Ruth Taplin is the author/editor of over 200 articles and eighteen books on the Japanese economy, innovation and intellectual property. She is Director of the Centre for Japanese and East Asian Studies. She is currently Honorary Advisor for the Society of Interdisciplinary Business Research in Hong Kong, a Research Fellow at the University of Leicester and Editor of the Interdisciplinary Journal of Economics and Business Law

Over 20 years ago I was selected as a future leader in the field of Japan studies and was sent on a special course to Durham University to pursue this goal. I established my Centre for Japanese and East Asian Studies with a generous grant from the late Lord Limerick and with the kind assistance of Viscount Trenchard, both formerly of Kleinwort Benson, and this initiated a lifelong relationship encouraging connections between Japan and Britain. This has taken various forms: from holding Kanji writing workshops at the Centre’s offices in the City of London to writing or editing eighteen books (published mainly by Routledge).

Many of my books and articles (over 200 hundred articles for various publications including The Times) concentrate on the Japanese economy, innovation and intellectual property on which I am now considered a world authority. Additionally, through this emphasis on the economy (PhD London School of Economics) and law (GDL Law) I have had the privilege of working with colleagues, especially at Osaka City University and Tohoku University, on research projects which led to books, lectures and invitations to them to speak at seminars here in London, and which, in turn, has led to other collaborations, many of which were supported by the Great Britain Sasakawa Foundation.

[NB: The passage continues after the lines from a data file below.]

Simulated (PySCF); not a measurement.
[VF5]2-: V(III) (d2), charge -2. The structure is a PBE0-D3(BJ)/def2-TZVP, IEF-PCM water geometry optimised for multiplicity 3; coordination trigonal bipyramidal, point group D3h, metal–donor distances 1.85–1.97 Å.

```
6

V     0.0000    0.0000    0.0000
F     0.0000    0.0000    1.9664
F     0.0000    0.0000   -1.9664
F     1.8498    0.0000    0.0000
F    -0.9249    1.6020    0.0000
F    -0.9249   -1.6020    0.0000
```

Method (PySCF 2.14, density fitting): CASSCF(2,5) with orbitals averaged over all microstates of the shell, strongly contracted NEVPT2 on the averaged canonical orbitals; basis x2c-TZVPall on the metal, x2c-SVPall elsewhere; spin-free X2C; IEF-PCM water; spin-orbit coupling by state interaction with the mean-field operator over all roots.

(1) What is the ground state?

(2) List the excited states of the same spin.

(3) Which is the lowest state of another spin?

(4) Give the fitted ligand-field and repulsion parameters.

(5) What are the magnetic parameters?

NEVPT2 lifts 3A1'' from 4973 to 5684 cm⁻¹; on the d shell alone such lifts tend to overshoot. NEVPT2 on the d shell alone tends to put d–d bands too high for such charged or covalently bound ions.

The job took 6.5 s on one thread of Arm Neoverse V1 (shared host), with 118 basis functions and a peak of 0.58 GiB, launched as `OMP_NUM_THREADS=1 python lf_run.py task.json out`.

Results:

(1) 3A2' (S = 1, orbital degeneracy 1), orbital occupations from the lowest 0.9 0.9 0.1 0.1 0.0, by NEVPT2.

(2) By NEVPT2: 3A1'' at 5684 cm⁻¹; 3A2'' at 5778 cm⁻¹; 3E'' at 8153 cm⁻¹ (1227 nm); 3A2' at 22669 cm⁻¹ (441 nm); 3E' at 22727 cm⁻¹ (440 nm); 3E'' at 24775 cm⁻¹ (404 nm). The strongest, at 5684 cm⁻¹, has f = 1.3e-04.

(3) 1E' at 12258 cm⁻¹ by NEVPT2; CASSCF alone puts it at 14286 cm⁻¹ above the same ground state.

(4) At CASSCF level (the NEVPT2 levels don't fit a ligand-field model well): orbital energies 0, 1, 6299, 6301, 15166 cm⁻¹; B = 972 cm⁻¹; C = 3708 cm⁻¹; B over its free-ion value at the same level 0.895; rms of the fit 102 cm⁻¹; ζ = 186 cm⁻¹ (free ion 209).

The collaborations have been numerous, including a Chatham House project concerning the former colony of Malaya and Japanese intervention during the Second World War. The work I have done has often been very positive about Japanese contributions to relationships with Britain but on this occasion the content was critical. The late Ambassador Chiba accepted this with great equanimity in his usual good spirited manner.

Currently, the crisis in innovation and innovative leadership to be found in present day Japan is affecting its economy adversely, its influence in East Asia and in the Asian region in general and in the quality of life of its population. Thoughts and ideas need to be shared between Japan and the UK more than ever to improve lives in both nations.

The latest work encouraging acknowledgement of Japan’s contribution to innovation and thought is an article by Prof. Vellupillai, father of computable economics, soon to be published in the journal I edit, Interdisciplinary Journal of Economics and Business Law, ( which argues that Japanese economists, Hirofumi Uzawa and Takashi Negishi should be awarded the Nobel Prize for their outstanding work on equilibrium theory.